On January 28, 1946, Dwyer sent the following telegram to his office in Washington with the request that it be shown personally to Lish Whitson of the FBI (who had been in Ottawa for the Gouzenko case earlier):
For your most private information only we have learned from an informed diplomatic source something which would seem of grave concern. . . . [T]he two British and two Canadian delegates [to the imf] will nominate and support White. . . . With this backing we gather that White's nomination to this important post would be a more or less forgone conclusion. . . . If we allow Canadian and British delegates to carry out their present plan, we allow them to place a Soviet agent in a position of utmost importance in international relations. On the other hand we should not wish to warn our delegates without your complete agreement. . . . We would appreciate your earliest advice in this as our delegates arrive on Friday.30
This telegram makes clear that not only was Hoover misleading about the source of his information against White (it was not a Canadian official), he also misrepresented what this source said. Dwyer's message was simple: he had heard that the British and Canadian delegates would support White's nomination and he wondered if these delegates should be told the information (gleaned from Bentley and transmitted in secret FBI reports which Dwyer would have seen) that White was a Soviet agent. Dwyer did not say anything about “sinister accusations” against White coming to light in the future.

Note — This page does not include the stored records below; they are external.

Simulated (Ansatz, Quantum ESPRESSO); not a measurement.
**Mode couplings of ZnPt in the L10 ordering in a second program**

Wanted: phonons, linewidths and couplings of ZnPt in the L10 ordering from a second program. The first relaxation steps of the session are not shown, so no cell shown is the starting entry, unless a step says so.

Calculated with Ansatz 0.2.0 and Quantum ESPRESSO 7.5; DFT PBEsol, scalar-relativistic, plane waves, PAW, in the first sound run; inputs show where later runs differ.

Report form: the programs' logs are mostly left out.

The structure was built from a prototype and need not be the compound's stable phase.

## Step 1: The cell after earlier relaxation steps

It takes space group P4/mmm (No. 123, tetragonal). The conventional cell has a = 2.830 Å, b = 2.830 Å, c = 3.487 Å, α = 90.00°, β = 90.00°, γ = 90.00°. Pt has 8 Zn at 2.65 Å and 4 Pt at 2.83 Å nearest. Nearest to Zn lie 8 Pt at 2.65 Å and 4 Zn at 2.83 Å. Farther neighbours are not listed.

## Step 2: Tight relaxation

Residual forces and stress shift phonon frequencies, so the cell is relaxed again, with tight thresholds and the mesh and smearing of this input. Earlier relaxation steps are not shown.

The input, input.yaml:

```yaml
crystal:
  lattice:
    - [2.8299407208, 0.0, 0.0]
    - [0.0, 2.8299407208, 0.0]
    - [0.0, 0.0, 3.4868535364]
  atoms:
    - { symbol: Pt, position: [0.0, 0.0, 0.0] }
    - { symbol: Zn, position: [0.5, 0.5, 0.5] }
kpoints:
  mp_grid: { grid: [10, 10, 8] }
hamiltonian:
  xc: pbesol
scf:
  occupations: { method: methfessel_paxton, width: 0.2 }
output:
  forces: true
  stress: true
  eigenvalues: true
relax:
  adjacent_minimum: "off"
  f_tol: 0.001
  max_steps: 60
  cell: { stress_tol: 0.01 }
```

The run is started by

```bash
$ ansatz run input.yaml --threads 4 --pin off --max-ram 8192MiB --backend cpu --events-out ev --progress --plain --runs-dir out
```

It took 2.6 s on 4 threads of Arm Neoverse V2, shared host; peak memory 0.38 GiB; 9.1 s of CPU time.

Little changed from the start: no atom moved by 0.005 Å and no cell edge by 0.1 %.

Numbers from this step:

In 1953, when the whole matter of Hoover's warnings to Truman about White became public, Canadian officials would confront Dwyer (who by this time had left MI6 and joined the Canadian government) with the telegram he had sent to the FBI seven years earlier. Dwyer claimed that William Stephenson inspired it, which would not be surprising given that Stephenson was a quintessential behind-the-scenes operator. But Dwyer himself had intimate ties with the FBI. According to Robert Lamphere, Dwyer had such a close relation with Assistant Director Mickey Ladd that “Ladd gave Peter Dwyer permission to drop in at the various offices of the FBI's Domestic Intelligence Division and to talk freely with supervisors such as me. No other intelligence man, even from a U.S. agency, could do so; Dwyer's privilege was unique.”31 Lamphere goes on to say that he personally did not trust Dwyer, who was always engaging in “horse trading” with the FBI – giving out insignificant information while touting it as highly important in order to get a lot in return. Was Dwyer's letter to the FBI about White as straightforward as it seemed, or was it part of this “horse trading” game?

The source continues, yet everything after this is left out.